Jenny's Blog

Revisiting

Posted on Tuesday, April 27th, 2010 | Blog Posts

The other book I tracked down (oh, the glories of Abe Books) I had actually misremembered. I went to a Catholic school and emptied the library there, which inevitably meant reading a large amount of christian inspirational literature, most of which is total gubbins- stories about how happy people are that Jesus put them in a wheelchair, or how they climbed Everest thanks to God (Bear Gryll’s otherwise excellent book is full of that kind of stuff).

I don’t want to offend, but the idea that God is busy helping posh blokes to the top of Everest, or helping Jennifer Lopez have hit records, whilst simultaneously killing 20,000 Liberian children a year from diarrhoea I find completely and utterly abhorrent in every way. Same as everyone who ever says, ‘well, everything happens for a reason’.
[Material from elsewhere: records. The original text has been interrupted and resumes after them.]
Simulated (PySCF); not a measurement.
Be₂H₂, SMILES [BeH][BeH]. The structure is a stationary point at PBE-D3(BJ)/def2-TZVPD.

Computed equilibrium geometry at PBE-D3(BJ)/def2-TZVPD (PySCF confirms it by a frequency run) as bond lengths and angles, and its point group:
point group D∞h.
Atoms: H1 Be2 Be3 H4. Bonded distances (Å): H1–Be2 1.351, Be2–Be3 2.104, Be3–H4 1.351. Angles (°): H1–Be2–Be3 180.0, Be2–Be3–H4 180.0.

Anyway, rant over. I wanted to revisit one book that I thought was amazing at the time, about a woman and her sister who’d ended up in the concentration camps and had been saved by the power of prayer. In retrospect, assuming they were converted Jews, I was quite insulted by the idea that if you’d only accepted Jesus you’d have survived the holocaust.

Well, I was totally wrong. The Hiding Place, by Corrie Ten Boom, is a sadly under-read these days classic. Corrie and her family were protestant watchmakers in Haarlem, and when the Nazi invasion came they never blinked, hesitated or considered for a second closing their doors or turning away their jewish friends and colleagues. Corrie, an unmarried middle aged woman who lived in the house in which she had been born and by her own admission, had never done anything unusual or spectacular in her whole life, became the centre of a network of nazi resistance, funnelling jews to safe locations, and at one stage hiding 13 in their own tiny home. She was the one who stood up and said ‘no’. It’s an utterly astonishing, entirely humbling read. When she meets one of her guards at the very end, you want to shout and scream on her behalf. I’m so glad it was in my school library; it should be in every school library on earth.

ps quick update on reading Wallace ‘Charlie and the Chocolate Factory’- when we got to the bit where Charlie gets the bar for his birthday, and it DOESN’T contain a golden ticket, Wallace’s eyes went wide as saucers. He Simply. Could. Not. Believe. It. He had literally been hanging over the book in joyous anticipation whilst Charlie opens the bar, a huge preparatory smile on his face, when Dahl pulls the rug out.  The second time Dahl pulls the same thing, he was much cannier to it. Then the chapter where he finally DOES find the ticket- which comes to quite an abrupt end- Wall, normally a very amenable child, simply grabbed my hand and refused to let me close the book until I’d read on. He couldn’t wait. As Mr B pointed out, I’m having as much fun with this is as he is.

One Response to “Revisiting”

  1. Paul says:

    Glad I’ve found your blog – still missing the book panel!